David Cox, Ideals, varieties and algorithms page 69 exercise 11.
Let $f=q_1f_1+\cdots+q_sf_s+r$ be an expression produced by the division algorithm. Let $\text{LM}(f_i)=x^{\alpha(i)}$ and we define $$ \Delta_1=\alpha(1)+\mathbb{N}^n,\Delta_2=(\alpha(1)+\mathbb{N}^n)-\Delta_1,\ldots,\Delta_s=(\alpha(s)+\mathbb{N}^n)-(\displaystyle {\cup_{i=1}^s \Delta_i}),\overline{\Delta}=\mathbb{N}^n-\left(\displaystyle {\cup_{i=1}^s \Delta_i}\right).$$
Given: for every $i$, every monomial $x^\beta$ in $q_i$ satisfies $\beta+\alpha(i)\in \Delta_i$, and every monomial $x^\gamma$ in $r$ satisfies $\gamma\in \overline{\Delta}.$
Show that there is exactly one expression $f=q_1f_1+\cdots+q_sf_s+r$ satisfying the Given.
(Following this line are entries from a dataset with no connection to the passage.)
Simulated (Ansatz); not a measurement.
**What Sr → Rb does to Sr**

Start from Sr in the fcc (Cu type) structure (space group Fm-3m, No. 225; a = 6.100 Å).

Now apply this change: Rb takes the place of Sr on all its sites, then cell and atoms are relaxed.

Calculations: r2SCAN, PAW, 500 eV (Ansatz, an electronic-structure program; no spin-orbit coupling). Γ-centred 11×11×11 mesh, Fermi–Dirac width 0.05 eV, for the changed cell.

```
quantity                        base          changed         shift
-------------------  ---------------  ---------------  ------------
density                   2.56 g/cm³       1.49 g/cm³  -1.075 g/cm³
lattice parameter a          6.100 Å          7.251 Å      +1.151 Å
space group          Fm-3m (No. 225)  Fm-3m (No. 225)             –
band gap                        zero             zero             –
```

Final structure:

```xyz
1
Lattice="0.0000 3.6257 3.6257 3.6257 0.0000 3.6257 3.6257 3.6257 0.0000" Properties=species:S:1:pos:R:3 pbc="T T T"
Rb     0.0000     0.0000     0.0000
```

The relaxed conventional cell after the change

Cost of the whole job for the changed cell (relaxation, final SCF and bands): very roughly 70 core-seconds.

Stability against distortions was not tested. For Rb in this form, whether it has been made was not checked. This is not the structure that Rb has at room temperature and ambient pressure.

Solution:suppose that $f=q_1f_1+\cdots+q_sf_s+r=f=q_1'f_1+\cdots+q_s'f_s+r'$, then $r=f-q_1f_1-\cdots-q_sf_s=q_1'f_1+\cdots+q_s'f_s+r'-q_1f_1-\cdots-q_sf_s$. Since no term of $r$ is divisible by $\text{ LT}(f_i)$, then $(q_1'-q_1)f_1+\cdots+(q_s'-q_s)f_s$ must vanish. Hence $r=r'$.
But I do not have any idea to show that $q_i=q_i'$.